Data pipeline documentation without wasting your time

Table of Contents

  1. Where should you store the documentation
  2. The minimal documentation
    1. You don’t need to explain the code
    2. Document the ownership
    3. Document the purpose
    4. Documenting the processing logic
  3. Data pipeline documentation template
  4. How to figure out the right amount of documentation

Documenting an ETL is a daunting task. It’s difficult to document a data pipeline because you never know what you may need in the future. It gets even worse when you write documentation about an ML inference pipeline.

Let me show you how to document the ML inference pipeline. If you have an ETL, skip the parts about the ML model. Everything else will be similar.

Where should you store the documentation

I start with the storage topic because many data engineers think we need to install tons of software to get the data pipeline documented. I disagree.

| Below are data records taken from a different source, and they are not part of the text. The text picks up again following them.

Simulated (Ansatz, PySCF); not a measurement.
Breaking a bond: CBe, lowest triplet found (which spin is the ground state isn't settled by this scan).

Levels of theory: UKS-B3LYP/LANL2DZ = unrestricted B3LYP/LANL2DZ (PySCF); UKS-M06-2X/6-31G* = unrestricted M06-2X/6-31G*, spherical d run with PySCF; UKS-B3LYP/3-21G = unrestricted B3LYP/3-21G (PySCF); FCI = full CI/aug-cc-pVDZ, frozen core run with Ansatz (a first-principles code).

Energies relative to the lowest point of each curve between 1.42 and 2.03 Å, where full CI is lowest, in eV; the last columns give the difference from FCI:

Metadata management software complicates the setup. It would be worth the effort if the documentation gets automatically updated when you make a code change or if it could track the entire data flow. Unfortunately, it can’t. You would need lots of custom metadata updating code to get such a feature.

That’s why I think all you need is a text editor.

I recommend storing the pipeline documentation together with the rest of your Architecture Decision Records. If you put them in the same repository that contains the code, put the pipeline documentation in the same repository. If you have a separate documentation repository, use that. If you use Confluence/wiki or any other tool, put the documentation there.

Don’t setup new storage for pipeline documentation. If people get used to using one tool, they won’t look for your documentation elsewhere. Make it easy to find. Also, post a link in the README file in the repository containing the pipeline code.

Is a text file all you need? Upgrading from a plain text file to a specialized metadata tool doesn’t bring as many benefits as creating the first documentation file. From my experience, I can tell that the most significant team productivity boost you get from having the documentation at all, not from a fancy tool.

The minimal documentation

What information do we need in the text file? Let’s start with the information we DON’T need in the documentation.

You don’t need to explain the code

Please don’t write down the details about the processing logic. Nobody will keep it updated when they change the code. Instead, describe it in 2-3 sentences and link to the relevant part of the code and the automated tests verifying the logic. The truth is in the code. Always.

Of course, if your code is unreadable, you have a bigger problem than lack of documentation. You should refactor the code first! Documentation won’t make up for the poorly written code.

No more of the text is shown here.